Monday, June 12, 2017

Dear Tonys

The Tony Awards were last night and Kevin Spacey hosted with Rachel Bloom backstage.  Kevin Spacey came with an enthusiasm for theater, and an excellent ability for mimcry. I'm well aware that hosting is a thankless job, and often the great jobs are a synergy between the person out front and nameless folks backstage but much like quarterbacks get more of the glory when things go well, hosts are the targets when things don't. And it wasn't awful.  There were closet jokes and references to Carnac the magnificent, and I just became very aware that this was a show on CBS where the expectation is that viewers are a bit old.  
But the opening number with references and rifs of all the nominated musicals was fun, even if I think the use of "You Will Be Found" as a tap number was not my favorite.  
I felt like a larger than previous number of awards were awarded ahead, and that made it more inexplicable when the thing ran over.  I realize time is a fuzzy thing anytime you let people walk to a stage and then speak because they will never all take the same amount of time, or listen when your orchestra tries to play them off, or not stop to hug six people on their way.  

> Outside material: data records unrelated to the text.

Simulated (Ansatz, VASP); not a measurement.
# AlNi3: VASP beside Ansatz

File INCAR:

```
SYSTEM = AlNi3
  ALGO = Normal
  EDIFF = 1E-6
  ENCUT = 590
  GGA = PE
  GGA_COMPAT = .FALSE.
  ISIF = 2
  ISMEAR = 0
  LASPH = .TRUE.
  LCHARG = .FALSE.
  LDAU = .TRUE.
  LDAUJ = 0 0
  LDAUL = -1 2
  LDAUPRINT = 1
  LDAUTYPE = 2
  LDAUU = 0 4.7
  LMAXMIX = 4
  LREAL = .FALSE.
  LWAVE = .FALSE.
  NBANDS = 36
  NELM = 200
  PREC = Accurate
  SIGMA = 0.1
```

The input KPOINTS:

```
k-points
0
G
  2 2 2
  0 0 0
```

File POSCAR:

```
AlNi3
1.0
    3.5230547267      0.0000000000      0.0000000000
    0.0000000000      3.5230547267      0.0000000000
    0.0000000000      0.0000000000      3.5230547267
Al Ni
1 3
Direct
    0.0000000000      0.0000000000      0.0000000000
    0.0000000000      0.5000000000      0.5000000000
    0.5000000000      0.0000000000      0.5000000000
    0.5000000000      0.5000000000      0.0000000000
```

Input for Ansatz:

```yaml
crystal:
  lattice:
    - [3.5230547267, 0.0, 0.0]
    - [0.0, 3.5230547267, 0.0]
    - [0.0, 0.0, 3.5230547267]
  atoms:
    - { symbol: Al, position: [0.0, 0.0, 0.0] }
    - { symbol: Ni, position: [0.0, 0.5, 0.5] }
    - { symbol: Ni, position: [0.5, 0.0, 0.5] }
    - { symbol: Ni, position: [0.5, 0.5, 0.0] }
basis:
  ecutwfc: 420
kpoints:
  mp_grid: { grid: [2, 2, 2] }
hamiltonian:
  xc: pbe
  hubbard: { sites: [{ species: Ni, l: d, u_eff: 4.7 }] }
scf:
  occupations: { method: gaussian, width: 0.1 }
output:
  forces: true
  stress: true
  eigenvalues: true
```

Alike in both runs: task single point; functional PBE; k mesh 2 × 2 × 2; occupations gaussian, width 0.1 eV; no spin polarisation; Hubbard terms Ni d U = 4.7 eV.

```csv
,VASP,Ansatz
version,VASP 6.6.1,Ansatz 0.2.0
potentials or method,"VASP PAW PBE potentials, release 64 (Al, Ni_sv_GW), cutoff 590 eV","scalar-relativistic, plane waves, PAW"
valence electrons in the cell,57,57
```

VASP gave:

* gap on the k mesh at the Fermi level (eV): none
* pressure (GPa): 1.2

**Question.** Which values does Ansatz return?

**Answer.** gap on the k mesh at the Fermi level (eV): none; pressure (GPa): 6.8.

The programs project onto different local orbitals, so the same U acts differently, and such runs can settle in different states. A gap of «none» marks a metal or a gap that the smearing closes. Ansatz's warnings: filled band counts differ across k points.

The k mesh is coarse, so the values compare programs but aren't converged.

But, here's how I think that can be accounted for.  One imagines there's a schedule somewhere.  If you are behind, then you skip something the host is doing.  Have them do it as a video you release later.  Have them do it backstage on their cell phone.  Whatever.  But, for example, when you are already past time, having Lin Manual Miranda interrupted so that five extra people can walk out on stage in character to make a joke that really wasn't worth the extra minute that all took, don't do it.  
And hey, I'm thrilled for the folks in "Dear Evan Hanson" and "Hello Dolly".  Well aware that the casts of all the nominated shows this year were a bit whiter than the dynamo last year.  I was really pulling for Denee Benton.  It's cool.  Losing to Bette Midler is nothing to sniffle at.  
I discovered I and my little corner of the Twitter had real differences of opinion on the numbers.  I have been reading about Broadway Musicals, and often the opening number, much like the opening chapter of a book establishes the who, what, and where.  So, "Come From Away" doing "Welcome to the Rock" made sense.  I know that they are generally given a set time, and sometimes only one number fits well into that time, so sometimes that factors in to the choice.  (I do remember the one year "How to Succeed in Business Without Really Trying" did "Brotherhood of Man" in double time to hit that time limit.)  I really like the "Groundhog Day" choice of "Everything About You", but certainly thought the folks who pointed out the show is funny and charming and this number is kind of not, were not wrong. 
I thought the "Natasha, Pierre, and the Great Comet of 1812" number did an awesome job of saying this show is a fun party (about, well, why spoil that).  "Waving Through A Window" is actually the second song in "Dear Evan Hansen" but it's the first one sung by Evan, so it's a great choice as far as telling you this is a show about a lonely kid.  
The thing that can be hard to remember is many people live far away from New York, and don't know if they will ever see this show unless it tours near them.  This is often their only chance to sample it outside the cast album. So, picking a number near the end doesn't matter as a spoiler, people who watch the Tonys and have access to Broadway, have likely already seen it.  And the people who haven't, often don't have any expectation that they will.  They just want to see a great number. For "Fun Home", the choice of "Ring of Keys" grabbed me and made me want to see it in a way that "It All Comes Back" - while a great song that does it's job - might not have.